Mitt Romney
Mitt RomneyReuters

Republican leaders have sharply criticized an announcement made Monday that if President Obama were to get re-elected to serve a second term in office, he would visit Israel.

"President Obama’s promise to visit Israel in his second term comes four years too late, and is emblematic of the lack of close coordination with Israel Candidate Obama led us to expect in 2008," House Majority Leader Eric Cantor (R-Va.) said in a statement released by the Mitt Romney campaign.

"It also does not make up for the many shortcomings of his Middle East policy, ranging from the fact that Iran continues to race forward with its nuclear weapons program to his administration’s haplessness in the face of Syria’s support of terrorism, threats to use weapons of mass destruction and support of instability in the region," he said, according to the statement.  
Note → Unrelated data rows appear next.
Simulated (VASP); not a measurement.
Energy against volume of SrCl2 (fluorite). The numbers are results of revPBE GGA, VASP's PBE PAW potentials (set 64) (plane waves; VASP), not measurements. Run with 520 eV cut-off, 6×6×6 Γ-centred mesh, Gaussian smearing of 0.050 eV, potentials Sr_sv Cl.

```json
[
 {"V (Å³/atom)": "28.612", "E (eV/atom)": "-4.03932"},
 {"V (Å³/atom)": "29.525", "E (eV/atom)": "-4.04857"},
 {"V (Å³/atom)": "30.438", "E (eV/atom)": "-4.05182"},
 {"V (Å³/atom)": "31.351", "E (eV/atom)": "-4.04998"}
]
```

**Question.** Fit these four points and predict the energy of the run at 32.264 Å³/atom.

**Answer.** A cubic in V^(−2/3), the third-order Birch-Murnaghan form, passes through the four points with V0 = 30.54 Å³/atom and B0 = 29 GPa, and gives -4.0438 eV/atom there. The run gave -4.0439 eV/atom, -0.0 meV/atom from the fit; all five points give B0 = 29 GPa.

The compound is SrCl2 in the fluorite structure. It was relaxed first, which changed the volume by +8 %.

Cantor continued to assert that Obama has continuously failed to visit Israel, while he has “found time to visit dozens of other nations.”

"Our relationship with Israel should be a priority, not a distraction. President Obama has found time to visit dozens of other nations – including some near to Israel in the Middle East – and his treatment of our closest ally in the region has been profoundly disappointing," he said.

Former United Nations ambassador John Bolton said in an interview with WABC Radio on Monday that, "Obama has been in office three and a half years, and he has had time to do more fundraisers than any other first-term American president, has probably played more rounds of golf than any other president since Dwight Eisenhower, and yet he has not had time to fit into his busy schedule even one trip to Israel."

Florida Congresswoman Ileana Ros-Lehtinen, a backer of Republican Mitt Romney and the chair of the House Foreign Affairs Committee, also lashed out against President Obama for failing to visit Israel during his first term.

“Next week, Mitt Romney is traveling to Israel for the fourth time. Meanwhile, Barack Obama has yet to visit Israel as President, even as he has found time to visit numerous other countries around the world, including in the Middle East. We can only speculate about why the President has failed to visit the capital of our closest ally in the region, but we don’t need to speculate about the timing of the latest hint from the White House that President Obama will travel to Israel in his second term.

"It’s politically inspired, coming as it does only days before Mitt Romney heads off to Jerusalem.  One should not play political games with U.S. foreign policy, particularly at a moment when the Middle East is a tinderbox,” said Ros-Lehtinen.